After the turkey, mashed potatoes and stuffing have been eaten in gluttonous proportions and all of the football games have ended many individuals and families will then sit down and plot their strategy for the biggest shopping day of the year, Black Friday.

This year however thanks to the economic crisis that has gripped the U.S. and the rest of the world since mid-September Black Friday may leave retailers blue.

Normally the lure of deep discounts is enough to lure shoppers to stores hours before they open as they hope to snag that inexpensive flat screen television or incredible bargain on an article of clothing.  But that was the past and now in addition to pricing many items below cost to get consumers to open their wallets stores are adding extra discounts or giving away gift cards with purchases just to stimulate traffic. 

When the crisis first started the Christmas season for retailers was looking very bleak and reported sales figures by the major retailers only confirmed the toll the crisis was having on consumer spending.

But that was before gas prices dropped like a stone to less than $2.00 a gallon nationwide bringing smiles to the faces of consumers.  Yet this will probably not be enough to save the retailers from one of the worst seasons in the last two decades.

The main reason is that we still have a housing slump and foreclosures are continuing apace despite the efforts of the federal government and banks to stem the tide.  Couple that with exceptionally tight credit and portfolios that have been decimated in many cases and you have a pretty poor outlook.

For me, I might venture out to look for a bargain on some items, but I am only talking about things in the $20 range at best.  I don’t plan to map out any particular strategy or arrive early enough to freeze to death just to buy something that I probably don’t need. 

With my own portfolio back to 2004 levels and having seen some $170 k erased since the market’s peak, I am in no mood to splurge on anything.  My losses are probably small by comparison to many as I had a larger cash position than at any time in my life which for the most part spared me from losing even more money.  If I had stayed away from financials I would actually be doing quite well overall, but that’s another story.

I hope that I am wrong and that sales and profits are strong on Friday, but with deep discounting likely to be the norm, I am not optimistic.

It will take a lot of time to restore consumer confidence and anyone who thinks Obama will be able to wave some magic wand to solve this crisis is dreaming. 

The Democrats won the prize they have been seeking for the last eight years but it came with a huge downside in a slumping economy and credit crunch.  If Obama and the congress don’t turn this around quickly 2010 will be a very ugly year for them and 2012 even worse.

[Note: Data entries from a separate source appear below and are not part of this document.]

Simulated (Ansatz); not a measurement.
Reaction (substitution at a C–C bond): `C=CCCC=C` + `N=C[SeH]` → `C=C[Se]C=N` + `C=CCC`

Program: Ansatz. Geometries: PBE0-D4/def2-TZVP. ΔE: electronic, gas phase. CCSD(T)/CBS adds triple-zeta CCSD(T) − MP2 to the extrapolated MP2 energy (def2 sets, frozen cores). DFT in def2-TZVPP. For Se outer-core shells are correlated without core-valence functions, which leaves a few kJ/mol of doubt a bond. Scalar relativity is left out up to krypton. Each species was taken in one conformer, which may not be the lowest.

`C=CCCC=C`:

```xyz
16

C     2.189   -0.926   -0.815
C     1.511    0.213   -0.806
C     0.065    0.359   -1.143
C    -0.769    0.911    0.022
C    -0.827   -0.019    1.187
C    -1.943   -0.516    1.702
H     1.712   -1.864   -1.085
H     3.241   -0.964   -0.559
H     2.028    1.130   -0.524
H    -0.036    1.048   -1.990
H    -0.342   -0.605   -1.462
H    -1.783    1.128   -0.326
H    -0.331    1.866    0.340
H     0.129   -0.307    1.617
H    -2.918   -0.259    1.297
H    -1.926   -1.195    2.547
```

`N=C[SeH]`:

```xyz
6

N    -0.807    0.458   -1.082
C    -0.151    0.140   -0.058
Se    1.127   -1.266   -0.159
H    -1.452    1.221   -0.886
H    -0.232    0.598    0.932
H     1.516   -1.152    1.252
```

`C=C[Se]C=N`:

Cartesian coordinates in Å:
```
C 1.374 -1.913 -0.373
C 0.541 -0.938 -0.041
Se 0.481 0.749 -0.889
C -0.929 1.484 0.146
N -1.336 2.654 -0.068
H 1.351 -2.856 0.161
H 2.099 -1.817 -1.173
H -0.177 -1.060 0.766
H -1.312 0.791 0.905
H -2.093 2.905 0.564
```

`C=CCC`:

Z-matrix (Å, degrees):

In Hamlet Lord Polonius offers his son dome advice as he returns to school;

Neither a borrower or a lender be;

For  loan often loses both itself and friend,

And borrowing dulls the edge of husbandry.

Perhaps John  McCain would have benefited by having read some of this sage advice before announcing his own economic rescue proposal during Tuesday night’s presidential debate.

As if it wasn’t bad enough that our government has already bailed out Fannie Mae, Freddie Mac and insurance giant AIG at taxpayer expense and the president signing the $700 billion bailout bill now McCain is jumping on the bandwagon in an effort to lure voters to his side.

Under McCain’s plan the government would purchase some $300 billion in mortgages at their full value and then re-write them to take into account the current home value and make the payments more affordable to homeowners.   It sounds great if you are a homeowner who is struggling to meet mortgage payments and is now upside down due to falling home values but why should taxpayers foot the bill for someone else’s mistakes?

Most of the homeowners who are in trouble purchased more home than they could afford thanks to easy credit and low interest rates that were only guaranteed for a short period of time.  When the rates reset to market rates suddenly these homeowners found themselves rapidly falling behind on their mortgages.

Now in desperation to attract voters McCain has come up with a scheme to help out these troubled homeowners by turning the government into a mortgage lender and servicer.  How in the heck does that benefit most taxpayers?  Neither the mortgage holder or the borrower will lose undet this plan as the government will essentially make them whole. That’s financial responsibility?

Or what about homeowners who used the inflated value of their home to borrow more money and are really in the hole.  The taxpayers are supposed to bail them out as well.  I have a friend who is in sch a fix.  He borrowed against his home  to fix it up for sale and when it came time to sell the market was far too soft for the price he sought.  He has lowered his price several times but is now at the point where if he did sell he would owe the bank money so he is considering walking away from the house.  While I have sympathy for him I think he should pay the price for being overly optimistic on what price his house would fetch.  A the same time at least he borrowed to legitimately improve the home.  Most home equity borrowers took their  booty and spent it on vacations and investments that have now turned south putting them further into debt.  Now they too are looking for the government to bail them out as well.

Who’s to say that the McCain plan isn’t just another step along the path to socialsim?  Since when does a capitalsit society ask the government to step in and in essence nationalize the financial system?

Yes this economic crisis is painful.  Costs for food and energy are putting a squeeze on the middle class like they haven’t seen since the Carter years.  Fear and panic on Wall Street is as bad as it has been since the crash in 1987 if not 1929 as politicians of all stripes have preferred to to put their fingers in the dike rather than take strong decisive action to calm the markets.

The end result is that this plays right into the hands of liberal Democrats who stand to clean up in November and pick our pockets starting in January.  Voters should beware of what they wish for when they vote for change next month.